The pilot flying on a clear day faced with this minor problem may rank the open cabin door as a low risk. What about the pilot on an IFR climb out in IMC conditions with light intermittent turbulence in rain who is receiving an amended clearance from ATC? The open cabin door now becomes a higher risk factor. The problem has not changed, but the perception of risk a pilot assigns it changes because of the multitude of ongoing tasks and the environment. Experience, discipline, awareness, and knowledge influences how a pilot ranks a problem.

After the problem has been identified and its impact estimated, the pilot must determine the desirable outcome and choose a course of action. In the case of the multiengine pilot given the simulated failed engine, the desired objective is to safely land the airplane.

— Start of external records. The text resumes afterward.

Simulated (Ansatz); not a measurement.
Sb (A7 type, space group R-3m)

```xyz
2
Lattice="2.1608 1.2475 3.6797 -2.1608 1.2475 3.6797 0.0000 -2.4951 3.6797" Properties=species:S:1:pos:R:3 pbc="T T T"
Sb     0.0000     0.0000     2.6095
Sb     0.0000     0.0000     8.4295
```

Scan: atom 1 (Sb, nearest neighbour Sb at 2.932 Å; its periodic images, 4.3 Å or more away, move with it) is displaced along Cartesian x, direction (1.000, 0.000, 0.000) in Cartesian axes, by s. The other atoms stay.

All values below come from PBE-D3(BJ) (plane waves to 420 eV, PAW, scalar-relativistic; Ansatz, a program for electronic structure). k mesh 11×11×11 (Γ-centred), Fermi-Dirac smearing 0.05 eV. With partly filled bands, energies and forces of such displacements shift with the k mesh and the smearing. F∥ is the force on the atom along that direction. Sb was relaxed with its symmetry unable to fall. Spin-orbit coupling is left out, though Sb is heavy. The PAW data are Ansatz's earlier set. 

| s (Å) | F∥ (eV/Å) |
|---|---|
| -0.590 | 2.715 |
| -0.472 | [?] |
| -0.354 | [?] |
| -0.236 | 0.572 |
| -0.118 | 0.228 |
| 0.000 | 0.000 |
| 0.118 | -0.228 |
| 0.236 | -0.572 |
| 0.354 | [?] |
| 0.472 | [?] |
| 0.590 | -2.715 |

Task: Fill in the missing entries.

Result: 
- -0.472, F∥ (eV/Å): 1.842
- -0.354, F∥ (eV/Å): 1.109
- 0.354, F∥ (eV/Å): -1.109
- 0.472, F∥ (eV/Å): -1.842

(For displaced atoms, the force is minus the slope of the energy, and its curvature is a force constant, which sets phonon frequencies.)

The pilot formulates a plan that will take him or her to the objective. Sometimes, there may be only one course of action available. In the case of the engine failure already at 500 feet or below, the pilot solves the problem by identifying one or more solutions that lead to a successful outcome. It is important for the pilot not to become fixated on the process to the exclusion of making a decision.

Once pathways to resolution are identified, the pilot selects the most suitable one for the situation. The multiengine pilot given the simulated failed engine must now safely land the aircraft.

Finally, after implementing a solution, evaluate the decision to see if it was correct. If the action taken does not provide the desired results, the process may have to be repeated.